Politics

Finland wants clearer rules for non-EU students after a “poor trap” investigation

Finland’s income requirement for foreign students from outside the EU is set to be written into law, as Prime Minister Petteri Orpo’s government says it wants to curb misleading recruitment practices and reduce the risk that fee-paying students end up without enough money to live on. The plan was presented on Thursday by Minister of Employment (Työministeri) Matias Marttinen.

Why Finland wants the income requirement in law

The government argues that the current system leaves too much room for unrealistic expectations among non-EU students arriving in Finland, especially when they rely on third-party education agents.

By putting the minimum income threshold into legislation, the government aims to make the rules clearer, more enforceable and harder to circumvent. The move also signals that Finland’s student residence permit route is intended primarily for studying — not as an indirect pathway based on uncertain prospects of immediate employment.

What the government is proposing for non-EU students

According to the government’s outline, the reform would include three main elements:

  • Codifying the minimum income requirement for non-EU students in law, rather than relying on guidance and administrative practice.
  • Introducing a one-year waiting period for family reunification linked to student-based residence permits.
  • Examining whether to ban unofficial education agents, restricting recruitment to agents that have formal agreements with Finnish universities.

The measures are expected to be prepared as legislative changes, which would then need parliamentary handling before they can enter into force.

Image: Petteri Orpo // Mikko Stig / Lehtikuva

The background: the “poor trap” exposed by Yle

The policy shift follows an investigation by Yle’s MOT unit into how some education agents marketed Finland to prospective students in third countries.

The investigation described cases in which agents allegedly promised that students could easily find work and cover their living costs even without Finnish language skills. For many who arrived, the reality was different, as job prospects were weak and costs were higher than expected.

For NordiskPost readers, this connects directly to the earlier reporting on the “poor trap” faced by some non-EU students: a pattern in which individuals arrive with hopes of studying and working, but end up in severe financial hardship.

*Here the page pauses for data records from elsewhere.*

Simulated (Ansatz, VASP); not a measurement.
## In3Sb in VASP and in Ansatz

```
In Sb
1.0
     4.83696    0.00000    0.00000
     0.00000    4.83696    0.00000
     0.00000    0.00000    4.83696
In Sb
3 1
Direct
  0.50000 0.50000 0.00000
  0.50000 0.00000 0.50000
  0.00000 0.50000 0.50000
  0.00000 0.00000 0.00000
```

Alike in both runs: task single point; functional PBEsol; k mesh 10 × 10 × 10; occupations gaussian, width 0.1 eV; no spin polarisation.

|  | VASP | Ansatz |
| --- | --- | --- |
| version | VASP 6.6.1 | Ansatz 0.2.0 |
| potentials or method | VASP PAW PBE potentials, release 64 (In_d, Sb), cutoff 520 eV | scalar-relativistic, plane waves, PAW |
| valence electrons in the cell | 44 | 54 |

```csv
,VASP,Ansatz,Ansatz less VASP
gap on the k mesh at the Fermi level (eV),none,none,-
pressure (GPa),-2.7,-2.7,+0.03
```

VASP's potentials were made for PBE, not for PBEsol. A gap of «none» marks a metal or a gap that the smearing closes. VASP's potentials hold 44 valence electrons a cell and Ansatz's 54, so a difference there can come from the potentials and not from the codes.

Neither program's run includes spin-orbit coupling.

Labour market context: why finding work is harder than advertised

Finland’s labour market has been under pressure, with unemployment affecting many sectors and hitting foreign nationals particularly hard. The government’s argument is that student immigration should not be built on assumptions of quick employment that may not match the reality of the market.

This is also a reputational issue: Finland has promoted itself internationally as a study destination, and policymakers are wary that stories of students relying on donations or informal support could damage trust in the system.

Image: Helsinki University

What to watch next: amounts, enforcement and university recruitment

A key practical question is whether writing the rule into law will merely formalise an existing threshold, or whether it will also make the minimum amount easier to raise through future amendments.

Another question is how a potential restriction on education agents would work in practice, especially for universities that currently rely on international recruitment channels. The government’s proposal suggests a move toward more controlled recruitment, with clearer accountability for the information provided to applicants.

Finland’s approach could also be watched closely across the Nordics and the EU, where governments face a shared challenge: attracting international talent while limiting the risk of exploitation and unrealistic promises in education-linked migration.